Is this vandalism, or political commentary?
While I generally agree with the sentiment behind GHSNC's "Banning Billboards Resolution," passed over a year ago, I think the wording is a bit softball and the focus is misplaced. Here's the text of the resolution:
Banning Billboards Resolution
Whereas billboards in the Granada Hills South Neighborhood Council area have become a site of continual graffiti and vandalism;
Whereas billboard operators and owners in the GHSNC area have not fulfilled their stewardship in maintaining aesthetically pleasing billboard signs, allowing their property to wallow in the stains of graffiti thus forcing our stakeholders to be over-exposed to continual vandalism and encouraging blight in our community;
We, the Granada Hills South Neighborhood Council strongly request the Los Angeles City Council and the city of Los Angeles to pass legislation which bans and removes, at the owners’ expense, all billboards in our boundaries within 90 days of the passing of this resolution.

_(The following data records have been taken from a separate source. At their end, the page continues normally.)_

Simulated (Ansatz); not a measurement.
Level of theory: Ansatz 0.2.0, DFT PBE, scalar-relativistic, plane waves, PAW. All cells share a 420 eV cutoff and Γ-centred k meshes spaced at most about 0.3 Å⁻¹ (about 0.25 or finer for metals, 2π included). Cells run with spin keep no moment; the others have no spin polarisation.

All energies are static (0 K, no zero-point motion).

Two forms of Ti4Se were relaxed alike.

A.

Hate to point this out, but it's been more than 90 days, and we still got billboards. Despite the best efforts of well-organized and hardworking groups like the Coalition to Ban Billboard Blight, we still got billboards. It's been estimated that maybe 4,000 billboards in the L.A. area are illegal, and we still got billboards. Ultimately, this is a David-and-Goliath type struggle, and Goliath is kicking our ass.
Here's where I differ with the above resolution: it defines grafitti as the problem and billboard removal as the solution.
Since I'm convinced that billboard removal is never, ever going to happen, ever, I have a different and somewhat radical perspective: I believe that billboards are the problem and grafitti is the solution. Or at least one of the most reasonable possible responses, when all other responses have failed.
Look at these pictures of perfectly un-graffitied billboards along Chatsworth Street and tell me they're not eyesores all by themselves:
Defacing billboards is a logical response on the part of people for whom all legal avenues of protest have failed. It is the logical response of people who desperately want the power to make choices about the appearance of the cities they live in, but have been denied that power by million-dollar megacorporations that are not in any way a part of their communities. How anguishing, to feel that as a resident of a city, you have no say in the way your own home town looks, because you are not a multi-millionaire.
Yet with a can of spraypaint, or a large-format printer, and some study of The Art and Science of Billboard Improvement, ordinary citizens finally have a voice.
I ask you: why should companies like Clear Channel be the only ones permitted to express themselves in public space?
Grafitti is not the problem; billboards are.